January 11, 2006 at 9:01 am
I run a "script" that grabs every database on a sql 2005 server, "cursors" through every table in each database and runs DBCC SHOWCONTIG on each table. I use cursors and a VB program (to get the database names). Works but seems kliudgy to me. I would like to know how the "sophisticated" DBAs out there handle this matter (i.e. looping through all the databases, then each table in each databse.)
TIA,
Bill
January 11, 2006 at 9:59 am
If you do a search on DBCC SHOWCONTIG on this site you will find several scripts that do a SHOWCONTIG. Pick the one that best suits your needs. To execute the script in multiple databases you something like:
EXEC sp_MSforeachdb "USE ? IF db_name() NOT IN ('master', 'tempdb', 'model', 'msdb')
EXEC sp_indexdefragLargeTables 80000, 90 "
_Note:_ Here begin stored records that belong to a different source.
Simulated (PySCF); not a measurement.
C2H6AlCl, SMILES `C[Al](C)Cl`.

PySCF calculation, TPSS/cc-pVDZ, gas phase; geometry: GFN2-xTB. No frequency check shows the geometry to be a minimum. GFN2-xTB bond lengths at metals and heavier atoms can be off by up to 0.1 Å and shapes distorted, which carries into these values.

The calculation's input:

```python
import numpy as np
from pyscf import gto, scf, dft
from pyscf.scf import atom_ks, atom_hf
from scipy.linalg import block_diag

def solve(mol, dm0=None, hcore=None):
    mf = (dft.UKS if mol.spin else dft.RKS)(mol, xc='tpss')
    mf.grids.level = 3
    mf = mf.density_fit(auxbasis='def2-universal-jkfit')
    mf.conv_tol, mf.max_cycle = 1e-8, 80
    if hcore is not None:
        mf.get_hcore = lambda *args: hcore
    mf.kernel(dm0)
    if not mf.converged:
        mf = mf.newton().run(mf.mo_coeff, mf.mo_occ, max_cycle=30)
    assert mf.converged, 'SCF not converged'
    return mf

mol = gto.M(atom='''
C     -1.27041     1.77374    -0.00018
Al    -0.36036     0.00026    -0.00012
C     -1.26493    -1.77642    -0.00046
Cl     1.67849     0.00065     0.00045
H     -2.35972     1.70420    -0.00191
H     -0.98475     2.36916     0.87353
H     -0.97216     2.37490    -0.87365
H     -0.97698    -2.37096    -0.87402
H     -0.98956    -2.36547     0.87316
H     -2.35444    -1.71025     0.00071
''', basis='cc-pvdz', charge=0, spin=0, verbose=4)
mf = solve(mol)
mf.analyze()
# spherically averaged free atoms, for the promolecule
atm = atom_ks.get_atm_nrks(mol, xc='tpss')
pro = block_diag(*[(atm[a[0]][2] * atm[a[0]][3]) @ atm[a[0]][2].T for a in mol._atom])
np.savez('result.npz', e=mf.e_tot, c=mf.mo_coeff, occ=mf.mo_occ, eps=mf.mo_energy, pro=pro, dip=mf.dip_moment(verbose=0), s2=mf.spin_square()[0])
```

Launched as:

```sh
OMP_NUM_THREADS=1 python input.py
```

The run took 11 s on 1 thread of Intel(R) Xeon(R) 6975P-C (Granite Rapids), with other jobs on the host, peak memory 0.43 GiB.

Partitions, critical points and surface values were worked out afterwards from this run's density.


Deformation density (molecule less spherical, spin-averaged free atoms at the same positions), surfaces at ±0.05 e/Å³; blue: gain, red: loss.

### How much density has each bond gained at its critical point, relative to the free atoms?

Where the EXEC statement executes the proc of your choice. This gets rid of VB. Whether the proc uses cursors or not is your choice. You can use this http://www.sqlservercentral.com/scripts/viewscript.asp?scriptid=97 to avoid cursors but then you may still be directly accessing a system table so you may want to try using the INFORMATION_SCHEMA.TABLES view instead.
Francis
January 11, 2006 at 11:22 am
Aye, sp_MSforeachdb is often used but it also uses cursors. So if you use it, you're still using cursors, it just looks cleaner.
K. Brian Kelley
@kbriankelley
January 11, 2006 at 2:07 pm
Thanks for the help. I have never used sp_MSforeachdb before. As a learning experience I tried this statement
EXEC sp_MSforeachdb "USE ? IF db_name() NOT IN ('master', 'tempdb', 'model', 'msdb') print '?', DBCC CHECKDB(?) "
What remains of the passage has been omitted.